The exhibition Art after the Shoah brings together two artists who understood each other on both an artistic and human level in their efforts not to forget the injustice and crimes against the Jews. They first met at a Fluxus happening in Long Island in 1964, at a time when consumerism was unfolding and international relations were on the rise, where they mutually discovered each other through the radical, drastic and sometimes disturbing expression of their art.
Boris Lurie, born in Leningrad, immigrated with his family to Latvia in 1925, which the Nazis invaded in 1941 and killed all the women in his family, lived through several stays in concentration camps, but was finally able to emigrate to the USA with his father in 1946. Here he experienced his inner immigration, which, however, expressed itself for a few years in radical, mostly collage-like works and which motivated him to found NO!Art as a visible protest against superficiality and consumer maximisation, which several artists joined.
His friendship with Wolf Vostell, which began in 1964, is based on Vostell’s understanding and lifelong commitment to confronting the pogroms and, above all, often adopting the dress and habitus of Orthodox Jews himself in outward appearance. Unlike Lurie, however, the context of the post-1945 period with its current events was a great inspiration for Vostell, repeatedly relating them to Nazi crimes. Thus, works were created that – similar to Lurie – often used the collage technique as a field of association in order to illustrate the inner link between the death strip along the Berlin Wall and the Nazi extermination camps, or modern media technology with the propaganda machinery of Nazi rule.

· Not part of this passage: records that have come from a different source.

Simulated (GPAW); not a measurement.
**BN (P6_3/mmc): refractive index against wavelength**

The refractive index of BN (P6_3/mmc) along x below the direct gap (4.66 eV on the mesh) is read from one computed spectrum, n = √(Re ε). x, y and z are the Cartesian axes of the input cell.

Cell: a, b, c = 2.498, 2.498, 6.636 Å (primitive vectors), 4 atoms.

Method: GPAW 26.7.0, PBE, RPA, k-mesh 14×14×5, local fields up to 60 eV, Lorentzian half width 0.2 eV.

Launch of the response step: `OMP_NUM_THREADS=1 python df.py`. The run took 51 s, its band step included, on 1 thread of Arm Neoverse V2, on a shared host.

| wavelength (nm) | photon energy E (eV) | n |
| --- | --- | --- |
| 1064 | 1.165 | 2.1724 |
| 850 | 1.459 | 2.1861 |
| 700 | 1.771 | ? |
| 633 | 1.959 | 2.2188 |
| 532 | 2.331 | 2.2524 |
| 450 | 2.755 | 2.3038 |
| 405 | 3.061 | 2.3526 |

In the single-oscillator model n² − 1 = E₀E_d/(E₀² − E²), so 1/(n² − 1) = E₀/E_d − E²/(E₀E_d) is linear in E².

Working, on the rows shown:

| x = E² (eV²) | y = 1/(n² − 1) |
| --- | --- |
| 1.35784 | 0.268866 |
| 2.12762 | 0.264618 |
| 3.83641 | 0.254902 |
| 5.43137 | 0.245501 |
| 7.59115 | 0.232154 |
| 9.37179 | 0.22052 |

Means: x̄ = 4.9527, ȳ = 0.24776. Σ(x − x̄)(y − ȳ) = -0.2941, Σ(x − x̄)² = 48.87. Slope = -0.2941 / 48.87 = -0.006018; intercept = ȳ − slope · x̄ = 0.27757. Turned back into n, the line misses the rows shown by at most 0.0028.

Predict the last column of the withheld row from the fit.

In his work, Vostell always sought to make visible the major political and social mechanisms that, despite the apparent “new times” and democratic consensus, were not so different from the workings of the Nazi regime. Both artists thus reflected the dangerous delusion of a society through prosperity and upswing, to which – from their point of view – art also succumbed. The exhibition brings together these two important artists for the first time and focuses on the period between 1946 and 1998.